Another week, another topical price hike in this week’s Grocer 33. This time it’s Lurpak – a product so expensive these days supermarkets are sticking security tags on the 750g tubs, like meat and booze (and cheese too). Our own price comparison was on the 500g tub. No surprise the price has risen 39%. But the cost most certainly is: £5 in Asda for a 500g tub.

Here’s another surprise. It’s ‘only’ £3.75 in Waitrose. At that price you can buy two 500g tubs for £7.50. The same as it costs for those security-tagged 750g Asda tubs – while a 1kg tub is £10 in Ocado and £9.20 in the Co-op. So hurry! Stock up! While those Waitrose prices last! If you have the cash, that is.

That’s what wholesalers are doing, as we reported last week. It’s what they’ve always done, most regularly with cigarettes ahead of duty hikes, but when food inflation is only going in one direction, there’s opportunity here too.

Meanwhile credit to Lurpak owner Arla. Through its brands and its milk muscle, it’s been able to secure proper price increases to support its farmers. The same is true of Mars, too – except at Tesco, where it’s the latest fmcg giant to stop supply, following Heinz last week (and others too, we understand).

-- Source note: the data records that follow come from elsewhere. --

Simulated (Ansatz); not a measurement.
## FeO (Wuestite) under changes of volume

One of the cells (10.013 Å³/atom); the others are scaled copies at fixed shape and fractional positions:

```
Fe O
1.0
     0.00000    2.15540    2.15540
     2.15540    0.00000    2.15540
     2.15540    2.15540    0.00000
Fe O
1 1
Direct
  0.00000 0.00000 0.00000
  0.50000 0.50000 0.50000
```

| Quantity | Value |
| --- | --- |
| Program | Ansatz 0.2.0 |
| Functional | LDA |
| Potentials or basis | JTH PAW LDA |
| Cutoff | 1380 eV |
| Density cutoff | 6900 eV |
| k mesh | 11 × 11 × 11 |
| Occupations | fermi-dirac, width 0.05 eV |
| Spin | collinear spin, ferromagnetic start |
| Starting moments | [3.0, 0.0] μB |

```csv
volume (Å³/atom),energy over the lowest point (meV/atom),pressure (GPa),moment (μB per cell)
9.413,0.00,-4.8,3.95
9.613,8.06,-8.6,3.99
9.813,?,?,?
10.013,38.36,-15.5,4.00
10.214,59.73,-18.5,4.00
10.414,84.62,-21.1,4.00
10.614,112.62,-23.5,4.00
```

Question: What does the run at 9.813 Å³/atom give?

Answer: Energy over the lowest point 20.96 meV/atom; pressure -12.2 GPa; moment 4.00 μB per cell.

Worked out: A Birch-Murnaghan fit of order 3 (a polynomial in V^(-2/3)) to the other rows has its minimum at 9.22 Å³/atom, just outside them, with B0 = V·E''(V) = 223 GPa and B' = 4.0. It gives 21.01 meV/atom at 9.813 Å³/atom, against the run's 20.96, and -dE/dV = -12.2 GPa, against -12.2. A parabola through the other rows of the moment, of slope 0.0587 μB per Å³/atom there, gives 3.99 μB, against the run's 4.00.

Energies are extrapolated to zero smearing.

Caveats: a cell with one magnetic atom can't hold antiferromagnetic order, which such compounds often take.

Unfortunately not all suppliers can negotiate from a position of strength like this. As we report, the price of eggs is going up, but egg farmers aren’t getting a fair cut, with just 4p out of the 20p average increase in the price of eggs passed on to farmers, according to the British Free Range Egg Producers Association. Tesco, for one, says it’s focused on looking after primary producers in pork, dairy and eggs, whose need is greatest (and margin lowest), while pushing back against giant packaged goods companies. That’s an understandable position to take – but not all retailers are adopting this approach. And even Tesco on pork was least and last (or “a little bit later and a little bit less” as it boasts). In any case it doesn’t always work. The old Malcolm Walker truism that “big suppliers bully small retailers, and big retailers bully small suppliers”, is being turned on its head as the cut and thrust of regular skirmishes gives way to something more fundamental and atavistic.